No need to book for Thu 3 and Fri 4 April
Please book a Longplayer Live ticket to enter the installation on Sat 5 April
Thu 3 April: 7pm-10pm – FREE to enter
Friday 4 April: 11am-10pm – FREE to enter
No need to book. Please enter through our box office doors
Sat 5 April: 8am-11pm
On Sat 5 April, the Nine Earths installation is included in the Longplayer Live ticket which can be purchased in advance or walk up on the day.
Nine Earths is an immersive artwork that explores the relationship between ordinary lives and humanity’s excessive demand for the Earth’s resources. The immersive installation takes its audience on an audiovisual journey, blending words, film, photography, sound and data graphics to explore human consumption and its impact on our world.
Nine Earths is a collaborative piece created by the arts collective D-Fuse. Central to the piece are “citizen stories” of ordinary people describing their daily routines, hopes and fears. The artwork travels through several continents, bringing together local experiences with its global theme.
Nine Earths has been developed in collaboration with researchers, scientists and filmmakers worldwide. Originally commissioned by the British Council to mark the UK hosting of COP26, the UN climate change conference in Glasgow in 2021, the artwork is a dynamic piece that continues to evolve – adding different places, people and their stories as time goes on. For this special presentation a group of young people are collaborating with D-Fuse at the Roundhouse to add new “citizen stories” to the work.
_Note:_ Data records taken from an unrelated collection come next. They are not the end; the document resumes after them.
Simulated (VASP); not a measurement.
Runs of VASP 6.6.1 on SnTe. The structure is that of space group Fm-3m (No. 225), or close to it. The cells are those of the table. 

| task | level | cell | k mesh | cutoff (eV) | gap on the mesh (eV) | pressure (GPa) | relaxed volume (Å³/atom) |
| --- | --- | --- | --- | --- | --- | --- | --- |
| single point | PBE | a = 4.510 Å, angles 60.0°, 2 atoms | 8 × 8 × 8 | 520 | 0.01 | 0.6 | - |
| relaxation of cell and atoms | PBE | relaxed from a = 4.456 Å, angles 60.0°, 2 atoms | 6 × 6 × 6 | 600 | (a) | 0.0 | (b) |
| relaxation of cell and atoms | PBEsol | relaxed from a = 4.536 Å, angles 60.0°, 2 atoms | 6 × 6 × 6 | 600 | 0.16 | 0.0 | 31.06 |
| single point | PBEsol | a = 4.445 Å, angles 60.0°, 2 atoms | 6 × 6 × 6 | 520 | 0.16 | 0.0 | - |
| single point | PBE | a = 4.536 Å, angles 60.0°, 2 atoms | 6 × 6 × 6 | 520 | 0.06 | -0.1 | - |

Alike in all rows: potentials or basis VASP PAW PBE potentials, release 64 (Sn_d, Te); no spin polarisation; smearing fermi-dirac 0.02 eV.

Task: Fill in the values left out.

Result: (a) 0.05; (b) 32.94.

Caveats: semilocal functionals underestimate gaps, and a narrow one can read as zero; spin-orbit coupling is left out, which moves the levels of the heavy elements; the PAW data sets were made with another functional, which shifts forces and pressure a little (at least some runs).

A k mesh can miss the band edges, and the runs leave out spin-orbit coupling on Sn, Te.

Influenced by Rutger Bregman’s book Humankind: A Hopeful History, Nine Earths makes the argument that it is realistic – as well as revolutionary – to assume that people are essentially good and that, together, we can build a better future.
Why Nine Earths?
Each year human demand for natural resources — our ecological footprint — exceeds what our planet can regenerate in that time. We are going beyond what scientists call our planetary boundaries, and in doing so putting all our futures at risk. If we all consumed as much as Americans, for example, we would need the equivalent of five Earths’ worth of the planet’s resources. The Nine Earths of the title is inspired by the ecological footprint of the highest consuming nation of all — Qatar.